As a result, for the Cleveland Orchestra’s tours to Europe and Japan this season, the permitting process is a well-oiled machine. “The only change is that we are now adding more instruments and items to the list,” says Kim—like the orchestra’s rosewood marimba. Even though instruments containing dalbergia weighing under 10 kilos, with the exception of Brazilian rosewood, are exempt from the permits, the orchestra lists them on a separate schedule, just to be safe. Kim notes that most musicians now place their instruments in cargo rather than hand-carrying them, since there is still uncertainty about individual musical instrument passports in some locations, and the musicians don’t want to risk having their instruments confiscated by under-informed agents.

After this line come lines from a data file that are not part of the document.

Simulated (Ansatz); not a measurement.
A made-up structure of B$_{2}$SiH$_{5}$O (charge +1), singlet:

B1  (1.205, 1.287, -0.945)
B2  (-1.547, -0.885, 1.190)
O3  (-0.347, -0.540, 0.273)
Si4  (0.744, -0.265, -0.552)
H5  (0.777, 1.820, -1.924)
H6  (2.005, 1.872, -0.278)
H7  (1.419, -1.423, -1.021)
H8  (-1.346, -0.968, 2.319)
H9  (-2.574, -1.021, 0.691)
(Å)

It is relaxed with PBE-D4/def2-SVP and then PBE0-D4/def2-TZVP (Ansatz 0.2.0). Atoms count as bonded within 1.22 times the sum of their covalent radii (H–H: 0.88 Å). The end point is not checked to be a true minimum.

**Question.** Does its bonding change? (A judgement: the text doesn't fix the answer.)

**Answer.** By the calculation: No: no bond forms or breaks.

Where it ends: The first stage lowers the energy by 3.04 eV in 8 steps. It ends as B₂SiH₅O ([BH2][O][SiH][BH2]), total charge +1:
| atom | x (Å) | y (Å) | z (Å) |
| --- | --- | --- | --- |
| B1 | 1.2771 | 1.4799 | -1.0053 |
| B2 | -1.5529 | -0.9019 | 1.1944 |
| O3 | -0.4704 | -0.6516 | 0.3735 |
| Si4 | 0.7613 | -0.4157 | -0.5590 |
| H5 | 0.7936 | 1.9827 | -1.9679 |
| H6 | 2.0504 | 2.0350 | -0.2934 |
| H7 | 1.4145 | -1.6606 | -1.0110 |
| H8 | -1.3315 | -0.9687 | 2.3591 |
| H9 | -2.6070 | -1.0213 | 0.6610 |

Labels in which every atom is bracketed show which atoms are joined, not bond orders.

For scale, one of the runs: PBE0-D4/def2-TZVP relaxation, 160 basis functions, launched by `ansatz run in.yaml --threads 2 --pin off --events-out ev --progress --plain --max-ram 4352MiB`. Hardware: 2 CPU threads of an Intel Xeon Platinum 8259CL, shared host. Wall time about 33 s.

The experience of orchestras like Cleveland has paved the way for others. The Buffalo Philharmonic, which embarked in March 2018 for a visit to Poland, its first overseas tour in 30 years, began the process of documenting its instruments six months in advance. Christopher Germain, a Philadelphia-based violin maker, spent a week in Buffalo examining all the string and other instruments with listed materials that were going on tour, identifying and documenting their contents; at the same time, a staff member photographed all the instruments to create further records for the permit application. “Now we have a database,” says Alison Bolton, director of orchestra and hall operations, which no doubt helped the customs process during the recent Poland tour go smoothly.
All the same, many individual musicians and ensembles feel that the time and expense required to obtain and use musical instrument certificates is prohibitive, leaving them with no option but to forgo travel with their best instruments. Noonan and the League, with eight consortium members and European colleagues, are working to lighten this bureaucratic burden: they would like to have musical instruments being transported across borders for concerts removed from the permitting process altogether. Instruments could be exempted under the CITES “personal effects” provision; however, all the countries through which the musician travels must recognize that exemption in order for it to be applicable. In addition, the consortium would like to see permit exemptions for instruments transported by cargo under an ATA carnet—an internationally recognized customs re-export document, since the instruments that arrive and leave are the same. The stakeholders hope to introduce these refinements at the next Conference of the Parties in May 2019.
A Spirit of Collaboration
Noonan and her music-industry colleagues say that CITES officials, conservation organizations, and management authorities like USFWS have been responsive to their concerns. Reflecting on the dalbergia listing, John Scanlon, the outgoing Secretary-General of CITES, says, “In trying to close a loophole, we might have closed it a little bit too tightly, and the lack of clarity in the language that came out of the negotiating process was of immediate concern.”
Scanlon says that he “embraced the involvement of the musical instrument community” in tackling the problems with the listing. “The music industry has been great,” he adds. “They haven’t been shy in expressing concern, which is beneficial to us. They’ve been constructive and engaged in finding a way forward. We agreed in December on a common interpretation on the language ambiguity. The next issue is whether we can we go beyond, amend the listing, and look at whether we need further exemptions. That discussion is live, and we welcome the involvement of the sector.”
Like the conservationists, the music industry recognizes the importance of the survival of species on which their instruments depend. Charles Barber of the World Resources Institute says, “These people are pre-disposed to support conservation. Martin Guitars, for example, was working on getting ivory out of guitars 40 years ago. We want these people to be our friends, not to see CITES as unnecessary, intrusive regulation that is screwing up their lives.” Tim Van Norman of USFWS concurs: “How do we put in the controls we need without being overly burdensome?”
Indeed, it could only help that survival to make the links between endangered species and musical instruments more explicit. Barber dreams of a movie project that would trace musical instruments back to the tropical communities of their source woods. Says Scanlon, “With a well-regulated trade under CITES, you can satisfy your clientele that the wood you are using is legal, sustainable, and reported. You can say the timber is being traded in accordance with law, not from illegal exploitation; that its trade is benefitting the communities that harvest it. We brought dalbergia under Appendix II of the convention to protect it, not to frustrate legal and sustainable trade. There is no better use of beautiful timber than to make beautiful instruments to make beautiful music. There’s a lovely interconnection between a wild product and an instrument crafted with human hands, if we can get the regulation right.”